Wednesday, April 05, 2006

Here's the Thing

You know how on the one day you haven't showered/have puffy eyes from crying/have paint specks in your hair/are all sweaty from the gym (you get the idea) you can be absolutely sure that you will run into your ex/whomever you currently have a crush on/your boss/the last person who dumped you (you get the idea)?

And you just know that if you'd seen the person the day before or the day after, it would have been an entirely different experience? And you wouldn't have felt awkward at all? So you resolve that you will never go out in public unless you have showered/put cucumber slices on your puffy eyes/washed the paint out of your hair/toweled off (you get the idea).

Well, running into someone you know/once knew/met in passing but still recognize—while you are basically bald (residual peach fuzz doesn't count)—can be a very fraught affair.

For one thing, the person might not recognize you—either because it's been a while, or because you're basically bald, or both.

For another, the person might recognize you but pretend not to see you—either because your last encounter was awkward, or because you're basically bald, or both.

For a third, the person might recognize you and even talk to you but seem really uncomfortable the entire time—again, either because your last encounter was awkward, or because you're basically bald, or both.

And I understand all of the above. I get stares on the street and on the subway as it is (creative use of scarves and enviable hat collection notwithstanding)—fewer that I might get anywhere other than New York City, but still. So I know that there is likely to be at least a moment—if not several long minutes—of awkwardness during any encounter with anyone who is seeing me for the first time (or the first time in five years) without hair, especially if they have no idea why it is that I have no hair.

And I do what I can to help those people work their way through the awkwardness. I pretend that I don't notice them staring. I supply conversation during pregnant pauses. I don't belabor the encounters, and I give them every opportunity to break away quickly.

And this means I am especially appreciative when I bump into someone who handles the chance meeting with seemingly effortless grace, who makes conversation easily, and who treats me as if it is 100% normal to be walking around hatted and scarved and hairless.

I had one of those encounters tonight.

I was walking through a hotel lobby, on my way to meet an out-of-town friend for dinner, when I saw a guy I'd grown up with. We'd been in school together from first grade through high school. The last time I'd seen him, I think, was at a reunion two years ago. The last time we'd had a meaningful conversation was many years before that.

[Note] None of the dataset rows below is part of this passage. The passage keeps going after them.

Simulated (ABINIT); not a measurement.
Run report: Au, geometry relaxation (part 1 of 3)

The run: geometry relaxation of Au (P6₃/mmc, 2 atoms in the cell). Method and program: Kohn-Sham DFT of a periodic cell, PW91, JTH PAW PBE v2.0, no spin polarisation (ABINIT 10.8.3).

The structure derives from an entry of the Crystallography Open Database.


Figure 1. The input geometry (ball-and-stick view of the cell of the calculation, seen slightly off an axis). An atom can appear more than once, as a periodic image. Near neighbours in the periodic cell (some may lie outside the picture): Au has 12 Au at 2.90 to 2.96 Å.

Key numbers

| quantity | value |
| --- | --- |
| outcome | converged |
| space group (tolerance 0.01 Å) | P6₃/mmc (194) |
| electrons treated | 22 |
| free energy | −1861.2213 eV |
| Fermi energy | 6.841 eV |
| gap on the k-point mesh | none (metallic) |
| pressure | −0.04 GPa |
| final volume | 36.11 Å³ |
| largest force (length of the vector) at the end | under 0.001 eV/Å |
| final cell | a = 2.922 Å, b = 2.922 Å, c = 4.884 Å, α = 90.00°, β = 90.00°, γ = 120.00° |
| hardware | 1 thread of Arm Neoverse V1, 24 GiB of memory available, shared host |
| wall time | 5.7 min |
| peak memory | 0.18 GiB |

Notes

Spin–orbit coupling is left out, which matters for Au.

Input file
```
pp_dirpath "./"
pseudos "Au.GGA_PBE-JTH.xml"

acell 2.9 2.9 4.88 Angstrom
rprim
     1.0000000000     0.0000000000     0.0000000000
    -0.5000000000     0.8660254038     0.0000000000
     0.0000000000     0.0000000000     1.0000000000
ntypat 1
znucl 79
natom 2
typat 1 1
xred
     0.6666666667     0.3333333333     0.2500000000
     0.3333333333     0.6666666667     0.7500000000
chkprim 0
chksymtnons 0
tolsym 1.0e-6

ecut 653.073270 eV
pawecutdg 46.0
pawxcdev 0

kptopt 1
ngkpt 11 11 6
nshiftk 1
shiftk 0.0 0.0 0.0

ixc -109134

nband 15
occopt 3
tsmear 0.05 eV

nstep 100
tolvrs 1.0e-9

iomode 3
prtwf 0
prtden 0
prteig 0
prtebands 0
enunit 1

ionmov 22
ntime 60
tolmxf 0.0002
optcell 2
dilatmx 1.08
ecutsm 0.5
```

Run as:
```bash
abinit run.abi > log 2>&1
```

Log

He had different hair (but all of it), glasses I didn't remember, and a beard I'd never seen, but it was unmistakably him. I thought for sure I'd walk right by without arousing a glimmer of recognition, decked out as I was in my film-noir fedora and complementary brown print scarf. But our eyes met, and it was clear that he knew me—or knew he should know me—and we both stopped and said hello. I introduced myself to his wife (in part to clue him in, in case he wasn't sure exactly who I was), and we proceeded to chat amiably for a few minutes before we continued on our ways—they to the theater, I to dinner with my friend.

If he was surprised by my appearance, he didn't betray it in his expression, mannerisms, or speech. I didn't volunteer the reason for my current look, and he didn't ask. We had a perfectly lovely, perfectly ordinary conversation.

And that's what made it extraordinary.